Ladies residing in the country are accustomed to receive periodical appeals from friends in town asking their assistance in procuring servants. So frequent are such appeals that there would seem to be a popular belief that the supply is inexhaustible. The villages are supposed to be full of girls, all ready to enter service, and, though a little uncouth in manner, possessed nevertheless of sterling good qualities. The letter is usually couched in something like the following terms:—'Do you happen to know of a really good girl that would suit us? You are aware of the scale on which our household is conducted, and how very modest our requirements are. All we want is a strong, healthy, honest girl, ready and willing to work and to learn, and who will take an interest in the place, and who will not ask too extravagant a price. She can have a good home with us as long as ever she likes to stay. My dear, you really cannot tell what a difficulty we experience in getting servants who are not "uppish," and who are trustworthy and do not mind working, and if you can find us one in those pretty villages round you, we shall be so much obliged,' &c.

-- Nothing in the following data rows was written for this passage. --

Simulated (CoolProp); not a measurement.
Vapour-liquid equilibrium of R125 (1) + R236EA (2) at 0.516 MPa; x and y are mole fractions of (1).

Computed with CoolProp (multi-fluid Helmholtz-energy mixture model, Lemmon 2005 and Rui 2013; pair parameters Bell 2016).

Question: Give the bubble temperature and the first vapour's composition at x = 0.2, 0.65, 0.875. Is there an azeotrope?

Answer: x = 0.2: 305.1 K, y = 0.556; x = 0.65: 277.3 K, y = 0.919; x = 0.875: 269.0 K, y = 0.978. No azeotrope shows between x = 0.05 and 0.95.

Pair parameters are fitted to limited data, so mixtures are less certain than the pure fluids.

The fact that a servant from the country is supposed, in the nature of things, to be honest and willing, hardworking, strong, and healthy, and almost everything else, speaks well for the general character of the girls brought up in agricultural cottages. It is, however, quite a mistake to suppose the supply to be limitless; it is just the reverse; the really good servants from any particular district are quickly exhausted, and then, if the friends in town will insist upon a girl from the country, they cannot complain if they do not get precisely what they want. The migration, indeed, of servants from the villages to the towns has, for the time being, rather overdone itself. The best of those who responded to the first demand were picked out some time since; many of those now to be had are not of the first class, and the young are not yet grown up. After awhile, as education progresses—bringing with it better manners—there may be a fresh supply; meantime, really good country girls are difficult to obtain. But the demand is as great as ever. From the squire's lady down to the wife of the small tenant-farmer, one and all receive the same requests from friends in town. The character of the true country servant stands as high as ever.